I'm not exactly sure how autobiographical the novel is but it takes us through "Jack's" life before On the Road showing us what life in Lowell was like in 1939.

The novel revolves around the protagonist's school days as an athlete and the frustration he has after falling in love with a woman called Maggie Cassidy.

As a novel the plot is fairly uninvolving and remains so through-out the entire novel. The characters are unfamiliar as most of it is before Kerouac met Ginsberg, Burroughs and Neal so it holds little intrest for cross referencing with other Beat works or memoirs.

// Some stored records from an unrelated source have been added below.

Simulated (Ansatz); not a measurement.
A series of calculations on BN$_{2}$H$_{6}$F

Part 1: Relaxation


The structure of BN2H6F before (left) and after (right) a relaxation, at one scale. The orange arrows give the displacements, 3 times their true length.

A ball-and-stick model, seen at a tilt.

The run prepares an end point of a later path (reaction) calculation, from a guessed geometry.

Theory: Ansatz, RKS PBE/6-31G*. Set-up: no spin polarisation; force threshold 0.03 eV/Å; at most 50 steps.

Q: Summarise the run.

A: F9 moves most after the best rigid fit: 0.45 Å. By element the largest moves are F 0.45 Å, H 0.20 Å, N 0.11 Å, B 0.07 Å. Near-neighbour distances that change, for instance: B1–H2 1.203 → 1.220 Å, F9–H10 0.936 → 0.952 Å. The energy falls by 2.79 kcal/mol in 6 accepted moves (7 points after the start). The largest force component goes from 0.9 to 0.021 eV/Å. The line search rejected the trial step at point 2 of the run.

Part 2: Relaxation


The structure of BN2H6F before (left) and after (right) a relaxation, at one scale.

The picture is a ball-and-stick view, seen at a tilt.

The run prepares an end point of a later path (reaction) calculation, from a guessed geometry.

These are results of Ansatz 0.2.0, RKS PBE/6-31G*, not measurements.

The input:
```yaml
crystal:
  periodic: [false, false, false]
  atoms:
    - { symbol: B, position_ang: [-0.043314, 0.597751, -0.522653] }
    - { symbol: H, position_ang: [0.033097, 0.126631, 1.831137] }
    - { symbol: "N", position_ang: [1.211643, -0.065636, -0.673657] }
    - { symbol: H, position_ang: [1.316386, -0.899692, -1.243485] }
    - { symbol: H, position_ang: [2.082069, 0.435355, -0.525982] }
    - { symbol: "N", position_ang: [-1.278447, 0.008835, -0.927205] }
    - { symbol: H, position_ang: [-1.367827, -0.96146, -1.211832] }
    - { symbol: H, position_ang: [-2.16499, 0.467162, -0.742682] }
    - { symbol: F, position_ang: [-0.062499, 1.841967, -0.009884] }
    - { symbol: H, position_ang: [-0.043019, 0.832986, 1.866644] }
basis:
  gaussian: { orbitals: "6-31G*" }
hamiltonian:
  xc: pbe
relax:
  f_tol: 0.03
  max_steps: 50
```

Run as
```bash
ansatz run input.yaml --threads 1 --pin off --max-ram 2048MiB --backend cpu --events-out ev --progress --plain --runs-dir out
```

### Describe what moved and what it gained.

The language however is pure Kerouac. He plays with language delivering rhymes and rythyms throughout the entire novel, much like On the Road and his other novels. The poetry of Kerouacs prose is obvious but the low key subject matter makes it a difficult read. He does show the problems and tribulations of growing up in Lowell. You get an appreciation of Jack's abilities as an athlete, something that doesn't come out in his other novels and the friendships he develops in Lowell but for all this it is not a gripping read as there is no real narritive drive, the book is a long descriptive piece of life in Lowell rather than a great narration.

So if you've read all the other Kerouac novels and looking for something else Maggie Cassidy may be worthwhile- if you've managed to get through Visions of Cody then Maggie Cassidy will be quite straightforward.

If you are new to Kerouac, start with On the Road, this book will not do much for you I'm afraid. For fans only after they've read the other good stuff.